Home of the future, could save you a lot of money - KTTC Rochester, Austin, Mason City News, Weather and Sports

Home of the future, could save you a lot of money


LANESBORO, Minn. (KTTC) -- Going green and saving money at the same time is something most Americans are looking to do. One family near Lanesboro is going to the extreme doing just that, with their unique house of the future. In fact, the homeowners said they only spend an average of $10-dollars a month on a utility bill.

High atop a bluff overlooking Lanesboro, is where you'll find the house of the future.

"The house is off the grid, off the well and off the furnace, meaning. I produce my own electrical energy, I collect my own rainwater and I don't have a fossil fuel fired furnace for heating," said homeowner, Christian Milaster.

It was in 2006 Milaster's dream home became a reality, a way for him to conserve energy and be one with mother nature. The best part, in order to go green, he didn't have to give up his modern amenities.

"I wanted to make sure I have a warm house, enough water and enough electricity to do all the things I want to do," stated Milaster.

More than 95-percent of the home is sustained by natural energies, including 6 solar panels and a wind powered generator.

"I'm paying about 10-dollars a month on average for my utility bill," proclaimed Milaster.

Waste not, want not. Even natures rain provides for the family.

"The clean collection surface it's a steel roof. Then I have gutters, a cistern in the basement and a series of mechanical filters that are sufficient for taking a shower and brushing your teeth and then for drinking water we have a mounted charcoal filter,"explained Christian.

Concrete floors and walls help keep the house cool, along with ceiling fans and windows boosting a breeze for cross ventilation. As for heating the home during the chilly winters? Milaster relies on heated floors, natures sunshine and a unique stove.

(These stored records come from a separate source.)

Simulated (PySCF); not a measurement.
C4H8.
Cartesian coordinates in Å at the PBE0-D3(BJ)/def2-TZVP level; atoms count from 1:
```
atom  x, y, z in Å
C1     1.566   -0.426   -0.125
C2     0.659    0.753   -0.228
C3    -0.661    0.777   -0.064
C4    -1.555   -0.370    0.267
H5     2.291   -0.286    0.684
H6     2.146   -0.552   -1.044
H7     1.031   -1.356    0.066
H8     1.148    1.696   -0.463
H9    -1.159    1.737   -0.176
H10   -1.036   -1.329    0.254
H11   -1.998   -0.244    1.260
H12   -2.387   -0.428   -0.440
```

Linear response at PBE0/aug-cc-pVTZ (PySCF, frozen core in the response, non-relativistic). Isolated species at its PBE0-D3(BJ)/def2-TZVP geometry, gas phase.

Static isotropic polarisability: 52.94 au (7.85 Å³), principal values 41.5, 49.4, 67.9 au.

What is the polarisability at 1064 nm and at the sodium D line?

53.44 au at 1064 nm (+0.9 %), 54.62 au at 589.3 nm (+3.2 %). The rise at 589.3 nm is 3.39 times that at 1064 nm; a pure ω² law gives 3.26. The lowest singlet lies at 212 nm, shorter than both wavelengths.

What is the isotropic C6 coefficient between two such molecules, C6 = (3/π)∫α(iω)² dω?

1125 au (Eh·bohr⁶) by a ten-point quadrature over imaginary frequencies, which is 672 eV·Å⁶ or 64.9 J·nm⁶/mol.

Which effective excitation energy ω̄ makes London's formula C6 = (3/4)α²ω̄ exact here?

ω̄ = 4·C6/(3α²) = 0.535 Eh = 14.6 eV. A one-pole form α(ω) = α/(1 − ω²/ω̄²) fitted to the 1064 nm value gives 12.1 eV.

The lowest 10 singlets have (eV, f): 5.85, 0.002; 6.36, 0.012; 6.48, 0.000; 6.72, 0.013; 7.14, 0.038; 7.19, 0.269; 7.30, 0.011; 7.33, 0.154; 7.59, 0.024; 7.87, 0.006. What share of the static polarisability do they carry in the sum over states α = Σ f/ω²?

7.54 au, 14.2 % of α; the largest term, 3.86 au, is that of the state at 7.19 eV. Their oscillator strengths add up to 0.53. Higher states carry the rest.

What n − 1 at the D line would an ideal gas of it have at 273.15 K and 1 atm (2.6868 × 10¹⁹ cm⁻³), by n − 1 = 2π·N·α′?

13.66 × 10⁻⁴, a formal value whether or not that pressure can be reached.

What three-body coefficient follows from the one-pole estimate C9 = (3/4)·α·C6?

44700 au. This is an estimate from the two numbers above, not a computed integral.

"They're very different from wood stoves in that you make just one fire a day and it burns only and hour and a half, you burn it very hot and it's the 4 to 5-thousand pounds of fire stone and brick and limestone that surrounds it, and gets heated up," said Milaster.

Milaster said it's all about being pro-active, avoiding fossil fuels and thinking 10,15, even 20-years out in the future.

If you're interested in learning more about the house of the future or even purchasing the home, you can do so. The house is on the market, listed for $625-thousand dollars.